# Floor Mounted Plasma Stand...



## fschris (Oct 31, 2009)

Does anyone know if this is any good?

http://www.displays2go.com/Product.aspx?ID=14545

I want to use my existing TV cabinet although mount the plasma on a stand. 

then have the TV cabinet cover the bottom of the stand. I think i could slide the legs in the bottom as it is open about 3 inches


----------



## fschris (Oct 31, 2009)

My amp does not fit in the cabinet and I am trying to figure out if i can add some open the back and slide it in, however i would like to have this sealed up with the door because I have dogs and they bring a lot of dust into the house. If I can get the TV off the top I am thinking I could just put the equipment on top and cover them when not in use.... Any ideas?

Also I cant get rid of the cabinet my wife would not approve...


----------



## fschris (Oct 31, 2009)

alright so over xmas break i built a stand to support the plasma with a mount from monprice. it is solid and is not going anywhere. i forgot to take pics durning the build and I only remembered to take pic after I slid it in place.

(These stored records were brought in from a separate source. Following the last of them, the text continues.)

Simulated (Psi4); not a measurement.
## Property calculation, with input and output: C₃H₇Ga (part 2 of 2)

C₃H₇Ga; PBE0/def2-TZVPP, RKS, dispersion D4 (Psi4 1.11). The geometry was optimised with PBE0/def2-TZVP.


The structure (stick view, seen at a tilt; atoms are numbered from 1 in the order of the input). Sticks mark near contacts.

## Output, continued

The pros about this are when I move I can take it. I can incorporate into new av cabinet ( when I build it) and last I did not screw the walls up hanging this. It is completely free standing and just slides under the AV cabinet with a base that is 36x30. I used 2 2x6's with 3 lag bolts through the bottom. Then braced with 2x4's. Last i used a velcro block to the media cabinet for a little added security to keep any sway from happening. 



















this last picture is a bit ironic!! what are the chances of catching that??


----------



## nova (Apr 30, 2006)

Nice modification. Does the center sound better now that it's located below the T.V.?


----------